Metadata-Version: 2.1
Name: data-lineage
Version: 0.5.2
Summary: Open Source Data Lineage Tool For AWS and GCP
Home-page: https://tokern.io/lineage
Author: Tokern
Author-email: info@tokern.io
License: MIT
Download-URL: https://github.com/tokern/data-lineage/tarball/0.5.2
Description: [![CircleCI](https://circleci.com/gh/tokern/data-lineage.svg?style=svg)](https://circleci.com/gh/tokern/data-lineage)
        [![codecov](https://codecov.io/gh/tokern/data-lineage/branch/master/graph/badge.svg)](https://codecov.io/gh/tokern/data-lineage)
        [![PyPI](https://img.shields.io/pypi/v/data-lineage.svg)](https://pypi.python.org/pypi/data-lineage)
        [![image](https://img.shields.io/pypi/l/data-lineage.svg)](https://pypi.org/project/data-lineage/)

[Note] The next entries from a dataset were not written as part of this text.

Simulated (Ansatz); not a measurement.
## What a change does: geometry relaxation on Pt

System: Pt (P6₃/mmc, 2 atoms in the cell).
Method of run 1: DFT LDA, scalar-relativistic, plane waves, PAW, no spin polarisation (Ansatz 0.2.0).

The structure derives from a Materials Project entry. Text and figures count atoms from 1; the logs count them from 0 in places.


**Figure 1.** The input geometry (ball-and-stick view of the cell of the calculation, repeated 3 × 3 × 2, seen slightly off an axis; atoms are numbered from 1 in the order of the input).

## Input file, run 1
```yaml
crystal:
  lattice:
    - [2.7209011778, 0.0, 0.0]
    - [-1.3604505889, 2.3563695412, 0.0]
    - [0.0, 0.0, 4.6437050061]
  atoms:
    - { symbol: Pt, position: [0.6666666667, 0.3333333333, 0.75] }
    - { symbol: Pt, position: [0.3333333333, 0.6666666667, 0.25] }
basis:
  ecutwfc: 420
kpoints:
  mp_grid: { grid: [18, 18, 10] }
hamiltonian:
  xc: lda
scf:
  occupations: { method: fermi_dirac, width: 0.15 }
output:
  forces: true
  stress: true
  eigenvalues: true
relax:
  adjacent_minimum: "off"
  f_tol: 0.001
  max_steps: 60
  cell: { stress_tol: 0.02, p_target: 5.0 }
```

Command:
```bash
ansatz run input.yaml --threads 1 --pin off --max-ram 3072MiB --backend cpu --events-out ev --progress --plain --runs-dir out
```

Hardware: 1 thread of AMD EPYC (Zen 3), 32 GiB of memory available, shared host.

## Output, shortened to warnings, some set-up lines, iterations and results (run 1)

        [![image](https://img.shields.io/pypi/pyversions/data-lineage.svg)](https://pypi.org/project/data-lineage/)
        
        # Data Lineage for Databases and Data Lakes
        
        data-lineage is an open source application to query and visualize data lineage in databases, 
        data warehouses and data lakes in AWS and GCP.
        
        data-lineage's goal is to be _fast_, _simple setup_ and _allow analysis_ of the lineage. To achieve these goals, data lineage has the following features :
        
        1. **Generate data lineage from query history.** Most databases maintain query history for a few days. Therefore the setup costs of an infrastructure to capture and store metadata is minimal. 
        2. **Use networkx graph library to create a DAG of the lineage.** Networkx graphs provide programmatic access to data lineage providing rich opportunities to analyze data lineage.
        3. **Integrate with Jupyter Notebooks.** Jupyter Notebooks provide an excellent IDE to generate, manipulate and analyze data lineage graphs. 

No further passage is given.